It’s not just bodegas that hawk iffy product. Chain stores also wind up in resale schemes. Rather than stock large surpluses of popular items, those businesses often rely on so-called perpetual-inventory systems to electronically record sales data and relay it to manufacturers, which stagger deliveries accordingly. When a bottle of Tide is taken from a store without being rung up, a crucial step gets skipped, leading to shipment delays. And when that happens, some store managers place stopgap orders with local wholesalers who may be less than rigorous about where they obtain their products or from fencing rings that employ their own sales teams and maintain legitimate-looking websites. “Some stores might not recognize these goods as stolen, but others don’t really care,” says LaRocca. “There are [stores] who don’t ask questions about where the goods originated. Plenty are just looking to fill their shelves.”

Tide thinks it's great
For its part, Procter & Gamble doesn’t seem overly concerned about the black-market popularity of its product. “It’s unfortunate that people are stealing Tide, and I don’t think it’s appropriate at all, but the one thing it reminds me of is that the value of the brand has stayed consistent,” says Raman, the marketing director.

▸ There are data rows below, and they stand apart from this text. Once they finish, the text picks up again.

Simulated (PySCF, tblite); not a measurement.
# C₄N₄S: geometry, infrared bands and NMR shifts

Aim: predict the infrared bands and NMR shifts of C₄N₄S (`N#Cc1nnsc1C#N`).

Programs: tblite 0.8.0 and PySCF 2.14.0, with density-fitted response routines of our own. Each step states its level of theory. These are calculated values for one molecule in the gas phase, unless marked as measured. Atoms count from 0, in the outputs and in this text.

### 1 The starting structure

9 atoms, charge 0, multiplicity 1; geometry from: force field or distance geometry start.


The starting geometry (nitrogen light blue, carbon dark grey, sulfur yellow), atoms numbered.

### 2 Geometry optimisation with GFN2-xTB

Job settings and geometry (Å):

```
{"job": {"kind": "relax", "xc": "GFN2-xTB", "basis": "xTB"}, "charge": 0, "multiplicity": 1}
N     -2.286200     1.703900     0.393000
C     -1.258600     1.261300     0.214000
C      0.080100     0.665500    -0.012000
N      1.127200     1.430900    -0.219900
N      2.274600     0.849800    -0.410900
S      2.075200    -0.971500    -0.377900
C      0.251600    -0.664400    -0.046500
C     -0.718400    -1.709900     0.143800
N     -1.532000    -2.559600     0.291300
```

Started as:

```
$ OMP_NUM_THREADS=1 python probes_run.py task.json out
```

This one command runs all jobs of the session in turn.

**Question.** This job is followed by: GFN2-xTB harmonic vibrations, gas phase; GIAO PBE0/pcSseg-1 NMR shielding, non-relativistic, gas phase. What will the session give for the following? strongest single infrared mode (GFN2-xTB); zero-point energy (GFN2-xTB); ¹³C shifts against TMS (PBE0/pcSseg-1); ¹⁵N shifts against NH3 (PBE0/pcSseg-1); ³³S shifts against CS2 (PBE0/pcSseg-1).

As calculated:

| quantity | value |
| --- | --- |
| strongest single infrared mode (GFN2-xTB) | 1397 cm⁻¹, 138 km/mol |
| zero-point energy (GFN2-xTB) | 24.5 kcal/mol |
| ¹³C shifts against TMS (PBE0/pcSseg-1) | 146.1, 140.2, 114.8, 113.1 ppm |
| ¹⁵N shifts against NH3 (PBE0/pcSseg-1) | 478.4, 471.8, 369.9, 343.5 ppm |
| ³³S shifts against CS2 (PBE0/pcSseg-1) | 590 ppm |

Now the company’s tactics for maintaining the brand’s premium status are evolving. One recent commercial for the detergent shows a young couple watching TV. The boyfriend mentions that his girlfriend wanted him to use Tide with Downey to make his shirts soft. The punch line: She’s fallen asleep on his stomach. “And was she right? The proof is in the snoring,” he says.
That promotion, part of a campaign called MyTide, is emblematic of the way Tide’s target demographic has expanded since the brand’s inception. Tide isn’t just for stay-at-home moms anymore. It’s for single guys—and, as other commercials show, for a woman who wants to resurrect her “nasty, vile” old tennis shoes, or the parents of triplets, folding clothes in a crowded bedroom, who consider their kids “such a blessing” but “not financially,” or anyone looking to stretch their dollars. Says Kopelowicz of Saatchi & Saatchi: “Some people, just because they can’t afford Tide all the time, they might think the brand doesn’t understand you. Of course we understand you.”
Fashion trends might be ephemeral, but—if you buy into Tide’s branding efforts—clean clothes, no matter what kind of clothes they are, are essential to your well-being, or even to your sense of self-worth. “It makes you feel prepared, like your priorities are straight,” Kopelowicz says. It just happens that the high demand for Tide that message fuels also sustains criminal enterprises.

If all that makes Thompson’s job harder, he doesn’t blame Procter & Gamble. “I’m a No. 1 Tide fan,” he says. “I don’t know if it’s all psychological, but you can tell the difference.”